Effectiveness First and Efficiency Next. Organizations have to be effective and efficient simultaneously. Processes have to be effective and efficient simultaneously. Operations have to be effective and efficient simultaneously. - Narayana Rao
System Efficiency Engineering - Methods, Subjects, Techniques, and Tools
Authors
System efficiency engineering is one of the components of industrial engineering. Actually, the purpose of industrial engineering is efficiency improvement. Productivity is part of efficiency. Productivity is defined as output divided by input. It is calculated for a period like a year or month. The inputs can be individual resources or combinations of inputs. Efficiency also considers the state of resources after their use in processes. If the operators participating in a process are unhappy after the activity, it is part of inefficiency. Industrial engineers have to redesign the processes, not only to increase output in a single period, but also to maintain the resources in good sustainable condition to do work in the future.
Efficiency engineering is a term used by many to describe scientific management and industrial engineering.
Judith Merkle[1] used the term "A Permanent Revolution in Efficiency Engineering" as subheading in his book Management and ideology: the legacy of the international scientific management movement, published by University of California Press in 1980.
The following methods or techniques are available in industrial engineering to support system efficiency. Some of them are taught as full subjects in industrial engineering curriculums.
1. Engineering Economics or Engineering Economy.

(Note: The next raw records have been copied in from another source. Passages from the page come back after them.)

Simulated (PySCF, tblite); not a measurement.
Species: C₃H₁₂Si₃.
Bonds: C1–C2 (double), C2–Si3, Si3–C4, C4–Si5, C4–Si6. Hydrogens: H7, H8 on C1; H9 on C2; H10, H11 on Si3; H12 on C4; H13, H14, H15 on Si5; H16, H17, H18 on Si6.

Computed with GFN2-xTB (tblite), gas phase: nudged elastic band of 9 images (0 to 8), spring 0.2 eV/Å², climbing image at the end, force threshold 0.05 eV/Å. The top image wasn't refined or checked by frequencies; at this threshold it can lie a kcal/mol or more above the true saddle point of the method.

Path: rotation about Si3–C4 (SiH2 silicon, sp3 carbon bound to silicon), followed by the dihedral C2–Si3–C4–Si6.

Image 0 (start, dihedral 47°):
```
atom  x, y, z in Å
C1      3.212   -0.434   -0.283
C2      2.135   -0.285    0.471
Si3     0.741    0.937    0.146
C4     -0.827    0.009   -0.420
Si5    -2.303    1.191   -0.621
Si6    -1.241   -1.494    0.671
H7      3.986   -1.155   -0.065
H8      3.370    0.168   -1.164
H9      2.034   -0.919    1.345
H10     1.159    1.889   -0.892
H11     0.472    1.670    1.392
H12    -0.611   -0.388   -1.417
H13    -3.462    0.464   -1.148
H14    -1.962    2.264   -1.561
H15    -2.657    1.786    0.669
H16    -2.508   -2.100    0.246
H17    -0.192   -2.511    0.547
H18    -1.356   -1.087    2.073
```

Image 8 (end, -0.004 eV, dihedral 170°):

2. Layout efficiency studies - Study of distance moved by materials and operators
3. Method Study includes process analysis or study and operation analysis or study.
4. Operations Research
5. Organization and Methods or Office Systems Study
6. Planning and Control Systems Improvement
7. Statistical Inventory Control
References
1. Judith Merkle, Management and ideology: the legacy of the international scientific management movement, University of California Press, 1980.